The oldest legislature in the nation, the Virginia General Assembly, is a tax and budget train-wreck. It is also Exhibit A in the case against the politicians who have hijacked our system of citizen-controlled government.
That Virginia politicians want to raise taxes isn?t surprising. It seems politicians everywhere always want to raise taxes. Human wants and needs are insatiable, able to suck any revenue stream dry, no matter how wide or deep. Legislators are constantly besieged by those seeking ever-larger reserves from the ever-expanding reservoir--and always will be.
But, our finances are not so elastic. Our wants and needs at home must be limited by our incomes or stores of saved wealth. The wants and needs that politicians wish to meet must be tempered by having to gain the consent of the governed.
Jefferson, Washington, Madison--Virginia's great ghosts--all understood and supported the concept of governing only by the consent of the governed. Governor Mark Warner and many in the legislature do not.
Virginia's one-term limit has led to a string of governors who promised not to raise taxes or to cut certain taxes. Then, amazingly, they actually kept their word. But not Governor Warner, who incidentally wants to end the one-term limit.
Oh, sure, in his 2001 campaign, Warner did the promising-not-to-raise-taxes part, defining himself as "someone who understands that government has to live within its means. Someone who will not raise your taxes." He merely skipped the keeping-his-word part.
An Uncool Billion
Warner cannot claim to have misunderstood the public, however. In 2002, Warner took his case for higher taxes to the people of both Northern Virginia and the Tidewater area: he sponsored a tax hike referendum for transportation. Both areas suffer from terrible traffic congestion and Governor Warner stumped aggressively for the increase. But though the pro-referendum forces heavily outspent those opposed, the tax hike went down in flames.
Then, as the 2003 legislative elections approached, Warner spoke of the need for tax "reform." But tellingly, he chose not to divulge his plan until after the election was over. He was up to something, but what?
Having promised not to raise taxes, having been defeated at the polls on a tax hike and having refused to take the issue to the voters in an election year, the Governor now calls for a $1 billion tax increase.
But it gets worse.
The Lack of Money is the Root of All Evil
That the governor breaks his word and pushes a tax hike may be disappointing, but surely the Republican lawmakers would stop Warner's betrayal. After all, they took both chambers of the legislature in 2001 largely on their anti-tax image. But no. The Republican-controlled state Senate has seen his $1 billion tax hike and raised it to $3.9 billion--the largest tax increase in state history.
Republican Senator John Chichester, a 26-year veteran of the capitol, and 16-year incumbent Senator William Wampler are leading the Republican?s swift retreat on taxes. Wampler argues, "There just isn?t enough money."

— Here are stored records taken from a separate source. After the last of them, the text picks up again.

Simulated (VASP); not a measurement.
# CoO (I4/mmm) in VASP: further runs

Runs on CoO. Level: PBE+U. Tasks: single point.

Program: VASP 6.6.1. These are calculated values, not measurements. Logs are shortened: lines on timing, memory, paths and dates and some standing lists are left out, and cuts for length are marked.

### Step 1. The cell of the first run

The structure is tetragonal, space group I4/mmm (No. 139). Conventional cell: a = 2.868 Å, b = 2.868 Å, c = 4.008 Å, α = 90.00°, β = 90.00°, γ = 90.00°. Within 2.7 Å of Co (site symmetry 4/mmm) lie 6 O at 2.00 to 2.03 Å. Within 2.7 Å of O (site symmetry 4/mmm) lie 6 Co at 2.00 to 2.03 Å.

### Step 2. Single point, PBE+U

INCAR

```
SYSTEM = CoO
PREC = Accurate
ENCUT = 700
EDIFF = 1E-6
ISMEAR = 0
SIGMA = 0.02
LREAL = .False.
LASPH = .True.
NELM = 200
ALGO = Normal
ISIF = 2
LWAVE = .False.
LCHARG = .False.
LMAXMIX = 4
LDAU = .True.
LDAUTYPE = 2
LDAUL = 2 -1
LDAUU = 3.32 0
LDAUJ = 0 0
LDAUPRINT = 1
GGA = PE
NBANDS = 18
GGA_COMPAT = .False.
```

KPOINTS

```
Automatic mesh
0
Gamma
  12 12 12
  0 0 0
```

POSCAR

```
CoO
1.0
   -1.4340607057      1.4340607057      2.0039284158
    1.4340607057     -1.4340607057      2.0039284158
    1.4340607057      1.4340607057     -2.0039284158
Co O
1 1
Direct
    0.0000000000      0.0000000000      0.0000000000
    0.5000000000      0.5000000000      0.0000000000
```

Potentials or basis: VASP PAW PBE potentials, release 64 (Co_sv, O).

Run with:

Taxpayers know the feeling.
Only Speaker William Howell and a band of anti-tax legislators in the House of Delegates have stood against this legislative treachery. The House passed a budget with $522 million in higher taxes gleaned by ending certain tax exemptions for businesses. Sadly, the House has signaled a willingness for further hikes, but still the House, Senate, and Governor have come to no agreement.
To avert a government shutdown, Speaker Howell proposed a referendum on the matter: Put the tax package on the ballot and let the voters decide.
Governor Warner immediately rejected the idea. When he had pushed his own referendum, he said it was "exactly what I promised in my campaign" and allowed voters "the right to decide for themselves." Now Warner says, "I?m not going to turn Virginia into California."
Yet Virginia has become quite a bit like California. Not, alas, by allowing citizens a voice in cleaning up after the politicians--a direct vote just last week proved its value in the west, when Californians went to the polls to set a better course for their state. But Virginia, from 1997 to 2002, did manage to best California in per capita growth in government spending. California spending rose at a breakneck 46 percent, but Virginia's rose a whopping 56 percent.
Peter Ferrara of the Virginia Club for Growth points out that the "governor's own budget report shows that state spending can increase 11 percent in the new budget without any tax increase." And yet now they demand even more money.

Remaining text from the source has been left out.